A bill developed by high school students aimed at reducing class sizes will soon be debated by a legislative committee.
Senate Bill 379, which started off as a project for a group of civics students at the Mentorship Academy in Baton Rouge, will go before a Senate committee.
Civics teacher Ricardo Malbrew wanted his students to have a hands-on lesson on the workings of the legislative system. However, no one involved thought they'd actually become a part of it.
"Actually having something pass that me and my fellow classmates put our own work into and our own passion and what we want to see happen, the fact that it has the possibility to happen and actually become something that's enforced is pretty awesome for us," said freshman Thomas Hanlon.
He and his civics classmates had a simple assignment. They were to create a bill addressing concerns they have with their education and they determined class size was the biggest issue. Hanlon said he is often in a classroom containing anywhere from 30 to 35 students.
The bill is being backed my Sen. Eric LaFleur, D-Ville Platte, and its next stop is the Senate Education Committee.
"It's all about the process, and they're learning the process very quickly," said Malbrew. "They want to shape their own politics, they want to shape their own education. They don't want other people to do that for them. Because of that, I'm very proud of them and their efforts and their hard work. We will soon see if it will pay off."

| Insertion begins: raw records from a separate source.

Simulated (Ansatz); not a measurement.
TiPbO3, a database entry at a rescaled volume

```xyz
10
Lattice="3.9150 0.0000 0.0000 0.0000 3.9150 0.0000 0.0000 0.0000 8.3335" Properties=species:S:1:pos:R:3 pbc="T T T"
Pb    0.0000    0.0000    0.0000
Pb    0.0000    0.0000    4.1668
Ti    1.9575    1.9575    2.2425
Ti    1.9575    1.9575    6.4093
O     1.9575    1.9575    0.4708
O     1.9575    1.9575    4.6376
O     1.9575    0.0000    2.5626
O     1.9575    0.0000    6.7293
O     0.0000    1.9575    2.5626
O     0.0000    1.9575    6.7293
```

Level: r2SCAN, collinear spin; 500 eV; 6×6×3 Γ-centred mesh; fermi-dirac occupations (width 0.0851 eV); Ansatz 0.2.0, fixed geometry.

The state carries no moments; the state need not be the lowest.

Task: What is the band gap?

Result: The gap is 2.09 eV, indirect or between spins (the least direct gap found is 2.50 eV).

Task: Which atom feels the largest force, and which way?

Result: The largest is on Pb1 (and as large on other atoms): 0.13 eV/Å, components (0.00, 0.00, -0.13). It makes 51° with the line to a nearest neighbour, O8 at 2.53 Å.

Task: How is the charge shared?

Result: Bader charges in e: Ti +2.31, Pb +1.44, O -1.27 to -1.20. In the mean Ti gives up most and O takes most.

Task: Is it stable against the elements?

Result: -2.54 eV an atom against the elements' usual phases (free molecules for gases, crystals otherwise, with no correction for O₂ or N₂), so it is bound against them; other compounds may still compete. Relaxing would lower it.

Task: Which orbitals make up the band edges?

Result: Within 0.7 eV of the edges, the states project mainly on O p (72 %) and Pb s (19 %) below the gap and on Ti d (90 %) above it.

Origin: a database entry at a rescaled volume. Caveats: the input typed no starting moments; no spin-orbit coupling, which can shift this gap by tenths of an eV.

Malbrew said the students will testify on behalf of their bill, so only time will tell what's to become of it. Rodney London said it's just been cool to get some attention at the Capitol. He said lawmakers are getting to hear directly from students and see that they do care about their education. He hopes their concerns are heard.
"Think of your child in a class, in a public school setting, in a class of 30 people," London said. "He comes home and tells you he's not learning enough because there's not enough opportunity. How would you feel? How would you come to the school? How would you come to the school board? You would want it for your child. Why wouldn't you want it for everyone's child? It's your job to make it happen."
Malbrew said his students will testify before the Senate Education Committee on Wednesday.